Tarpon Springs wanted only to raise the prestige of its golf course, but some - including the mayor - say a dress code is too restrictive.

Published December 28, 2005

TARPON SPRINGS - The perennial collared shirt is nothing if not safe.

At least that was what city staffers thought when they suggested requiring them at the Tarpon Springs City Golf Course.

But what began as a modest proposal to bolster revenue and the reputation of the city-owned course turned into grist for a debate over gender, class and high fashion at last week's City Commission meeting.

The first to register her reservations was Mayor Beverley Billiris. The rule, she pointed out, would preclude her from wearing much of her own golfing wardrobe, the product of recent trends toward V neck and scoop neck tops.

"It's still a golf shirt even if it doesn't have a collar," she said.

Discouraging designer fashions was not the purpose, said John Cruz, the city's public services director.
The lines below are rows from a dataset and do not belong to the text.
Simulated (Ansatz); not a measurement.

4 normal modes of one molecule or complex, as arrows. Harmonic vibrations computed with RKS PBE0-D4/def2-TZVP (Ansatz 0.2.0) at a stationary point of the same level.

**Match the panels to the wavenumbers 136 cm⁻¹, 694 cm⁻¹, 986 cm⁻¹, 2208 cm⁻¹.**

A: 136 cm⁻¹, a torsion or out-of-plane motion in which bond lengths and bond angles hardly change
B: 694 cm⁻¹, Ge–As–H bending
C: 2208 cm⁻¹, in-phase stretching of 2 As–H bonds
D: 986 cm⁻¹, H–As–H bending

"If it pleases the board, we can add extra verbiage to address women's attire," he said, explaining that the intent was to crack down on men in the habit of golfing shirtless, in undershirts or in other "improper" apparel.

"Wife beater," said someone in the bleary-eyed group of people who remained at the meeting for the late-hour item.

The comment drew some laughs but also a litany of concerns from the commissioners.

Who would decide what constituted "proper" golf attire? Was it right for the city to tell people what they ought to wear to play a sport?

Why exempt only women? After all, wasn't Tiger Woods known for wearing noncollared shirts?

City Manager Ellen Posivach stepped in to explain.

This was not a gratuitous attack on collarless shirts, she said. The proposal was part of the city's decadelong effort to restore the golf course from the disrepair it had fallen into after years of private management, she said.

After pouring hundreds of thousands of public dollars into upgrades, the city has finally begun to see revenue from the golf course. Memberships at $900, or $1,350 per couple, have sold out. Greens fees per game range from $11 to $38, depending on the number of holes played.

As the city course began to compete with nearby golf courses, Posivach said, increasingly more people, especially members, began complaining about a lack of protocol that slowed the pace of play.

City staffers decided to survey six competing golf courses in the area - private, public and city-owned - about how to improve the caliber of the course.

The dress code, they found, was key. Tarpon Spring's present policy - no cutoffs, bathing suits or tank tops - was the least restrictive of all. Except for one other, each required collared shirts. Many prohibited denim.

Posivach, a nongolfer, said staffers took an incremental approach. They rejected a ban on jeans and a requirement of soft-spike shoes, deciding instead to begin with a baby step: collars.

"It's a real protocol," she said. "It defines the quality of the course."

The commission sidestepped the issue in the end. Members approved several staffing and fee changes to the golf course but dropped the dress code amendment.

Last week, the reaction on the golf course was split, even between members of a foursome with a 1:44 p.m. tee time.

Collared shirts would be a welcome addition to the dress code for Manuel Manousos and Grover Carawan, two Tarpon Springs residents who were wearing collared shirts. But Mike Culligan Sr. and Jr., a father-son pair from Holiday, took issue with the soundness of the proposal. Both Culligans were sporting long-sleeved T-shirts.

"Do you ever see Tiger Woods? He doesn't wear a collared shirt," Culligan Sr. said.

Chuck Winship, the golf course's manager, said, "Collars are the tradition. And I hate to say that, but we don't have that many people who come here in $50 or $60 golf shirts."

And, he added, "Tiger Woods doesn't play here that often."